The harmony rally, in its 28th year, assumes significance as it was first taken out after the demolition of the Babri Masjid
The procession at Hajo in Kamrup district, Assam.
The procession at Hajo in Kamrup district, Assam.
(Picture sourced by The Telegraph)

Rokibuz Zaman   |   Guwahati   |   Published 16.01.20, 07:23 PM

Thousands marched hand in hand on Thursday to convey the message of communal harmony and unity at Hajo, about 30km west of here, as part of the Samanway Sobhayatra (harmony rally) organised by All Assam Students’ Union since 1993 and amid the protests against the Citizenship (Amendment) Act.

The procession, in its 28th year, assumes significance because it was first taken out after the demolition of the Babri Masjid, at Hajo in Kamrup district, a place known for peaceful coexistence of various communities.
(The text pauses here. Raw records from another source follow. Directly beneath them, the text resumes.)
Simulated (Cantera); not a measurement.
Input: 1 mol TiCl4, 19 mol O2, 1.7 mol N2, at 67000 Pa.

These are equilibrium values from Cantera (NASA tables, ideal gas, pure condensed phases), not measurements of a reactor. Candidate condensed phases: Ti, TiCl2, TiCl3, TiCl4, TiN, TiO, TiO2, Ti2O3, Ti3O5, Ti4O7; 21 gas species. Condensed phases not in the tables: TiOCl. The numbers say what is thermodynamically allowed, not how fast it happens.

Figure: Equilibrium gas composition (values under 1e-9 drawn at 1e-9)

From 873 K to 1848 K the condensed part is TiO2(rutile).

The organisers used the procession, taken out on the first day of Magh, to convey that communalism has no place in society, while alluding to the law which is seen by the anti-CAA brigade not only as a threat to the culture and identity of the Assamese people but also discriminates against Muslims.

The Act will provide citizenship to non-Muslims from Bangladesh, Pakistan and Afghanistan, who entered India before December 31, 2014. They also said it violates the 1985 Assam Accord, which sets March 24, 1971, as the cut-off date for detection and deportation of illegal immigrants.

The procession, which saw the participation of the AASU top brass, leading artistes and personalities, started near the Powa Mecca mosque and concluded at Hayagrib Madhab temple, 4km away.

AASU general secretary Lurinjyoti Gogoi, without referring to CAA, said, “When the entire country is involved in communal politics and clash, Assam has emerged as a symbol of unity and communal harmony. The Samanway rally-Monikut Festival is an example of that.”

“We are giving the message of harmony and goodwill which will destroy communal politics being spread now. Communalism has no place in our society, which was created by Srimanta Xankardeb and Ajan Fakir. Nobody can divide us,” he added.

Popular singer Zubeen Garg said: “Hajo is a symbol of harmony and Assamese people will always live together peacefully.”

Actor Barsha Rani Bishaya said Monikut Festival reflects the secular state of Assam. “I am proud of that.”

There was, however, no let-up in the anti-CAA protests for the past two days, including in Jorhat, Nagaon, Bokakhat and Hailakandi, sit-ins and waving of black flags to BJP leaders. Copies of the Act were burnt on mejis on Wednesday morning.


The Advocates’ Association for Indigenous Rights of Assamese, in its petition to the Supreme Court, said CAA violates the Constitution, the Accord and the Immigrants (Expulsion from Assam) Act, 1950, of which the last two are aimed at protecting the indigenous inhabitants of Assam.

“State of Assam has repeatedly witnessed ethnic clashes and violence leading to loss of human lives and destruction of properties. The state is unable to ensure the safety and security of its inhabitants thereby resulting in a direct infringement of Article 21 of the Constitution. That person who illegally entered into India will no longer be an illegal immigrant, now because of enactment of CAA,” the petition said.